Kwame Anthony Appiah (1954-current) is a British born, American-Ghanaian philosopher.

He is best known for his work on cosmopolitanism, a philosophy that holds all human beings as members of a single, global community. A professor of philosophy and law at New York University, he also writes the popular everyday advice column ‘The Ethicist’ in the New York Times.



We’re responsible for every human being

Because Appiah is a cosmopolitan (meaning “citizen of the world”), he believes we have just as much moral responsibility to our neighbours as we do those halfway across the world. Our obligations to other people transcend national borders, the same way they bypass political ideas and religious beliefs.

However, these obligations shouldn’t mean treating yourself unjustly. Appiah doesn’t advocate for giving everything away so you are worse off than the people you are trying to help.

By focussing too much on eliminating everything bad from the world, Appiah worries we’d fulfil our duties to others at the expense of our duties to ourselves. We’d let go of everything that makes life worth living and meaningful.

He also thinks we’re more productive when we work together. He sees our duties to others as collective rather than individual. The best way to help other people is to unite and ensure nations can provide citizens with what they need to live a good life. This means working with international aid organisations and governments. We’re all in this together.

What unites us is stronger than what divides us

For Appiah, the other basic principle of cosmopolitanism is valuing people’s differences.

“Because there are so many human possibilities worth exploring, we neither expect nor demand that every person or every society should converge on a single mode of life.”

It’s not enough to campaign for international human rights for everyone. These matter, but we should also care about the specific things that give people’s lives meaning – culture, religion, art and so on.

Besides, underneath cultural differences are often shared values and practices. Whether it’s art, friendship, norms of respect or a belief in good and evil, the things that seem so different are often based in ideas we all share.

Moral progress isn’t made by argument

In The Honor Code: How Moral Revolutions Happen Appiah argues that seriously unjust practices aren’t defeated by new moral arguments. Instead, they’re defeated by changing attitudes about what’s honourable or shameful.

Appiah points to the overthrow of slavery in Britain and the US as being largely a product of honour. Even though slave owners and traders were aware of moral arguments defending the humanity of their so called stock, that didn’t provide the impetus to change. What really overthrew it was public criticism. The appeal to honour had far more influence than any moral and philosophical ideals.

We can see honour as the middle ground between narrow self interest and self sacrificing altruism. Appiah’s point is a powerful one for people wanting to make change in the world. It would be great if everyone did the right thing for its own sake but sometimes we need a push. Honour, praise and shame can be just the thing.

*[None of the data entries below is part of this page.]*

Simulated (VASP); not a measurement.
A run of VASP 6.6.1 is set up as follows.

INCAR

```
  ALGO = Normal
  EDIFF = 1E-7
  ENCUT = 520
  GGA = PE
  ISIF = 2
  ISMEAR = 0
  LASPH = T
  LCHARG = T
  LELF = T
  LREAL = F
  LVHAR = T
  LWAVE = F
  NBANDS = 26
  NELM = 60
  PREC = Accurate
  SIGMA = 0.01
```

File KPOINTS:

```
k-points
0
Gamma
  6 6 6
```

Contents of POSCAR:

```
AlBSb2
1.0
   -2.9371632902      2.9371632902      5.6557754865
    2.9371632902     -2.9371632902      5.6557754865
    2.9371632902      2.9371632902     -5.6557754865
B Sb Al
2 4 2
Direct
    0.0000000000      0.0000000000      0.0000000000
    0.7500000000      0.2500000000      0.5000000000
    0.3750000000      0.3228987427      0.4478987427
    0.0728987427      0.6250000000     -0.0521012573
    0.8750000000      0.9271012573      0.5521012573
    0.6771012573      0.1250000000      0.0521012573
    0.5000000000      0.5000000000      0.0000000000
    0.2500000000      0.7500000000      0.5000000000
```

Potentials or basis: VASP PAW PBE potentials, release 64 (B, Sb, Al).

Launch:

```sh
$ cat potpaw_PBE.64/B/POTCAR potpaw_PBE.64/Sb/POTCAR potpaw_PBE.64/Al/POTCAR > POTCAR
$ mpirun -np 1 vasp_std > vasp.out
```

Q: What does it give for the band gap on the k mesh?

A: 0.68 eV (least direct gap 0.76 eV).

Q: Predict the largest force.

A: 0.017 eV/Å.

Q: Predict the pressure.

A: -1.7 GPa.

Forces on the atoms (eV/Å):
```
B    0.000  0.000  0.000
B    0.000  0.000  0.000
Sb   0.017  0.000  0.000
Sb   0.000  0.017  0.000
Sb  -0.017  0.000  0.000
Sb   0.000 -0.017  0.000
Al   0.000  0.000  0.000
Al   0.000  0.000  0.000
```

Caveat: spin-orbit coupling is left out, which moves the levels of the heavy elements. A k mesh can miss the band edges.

It’s important to note Appiah thinks honour and ethics are separate. What is seen as honourable isn’t always the same as what’s right. Killing someone in defence of your honour is one clear example.

What’s more, as anyone who has ever logged onto Twitter knows, praise and shame can be abused. Because they are so effective at changing people’s behaviour, it’s tempting to use them when it’s entirely inappropriate. And sometimes this has disastrous effects.

The deeper point is we aren’t purely rational creatures. We work on emotion and our thoughts and actions are driven by cultural attitudes and judgements.

Being aware of this means we might be able harness our communal nature as a force for good and speak both to people’s heads and hearts.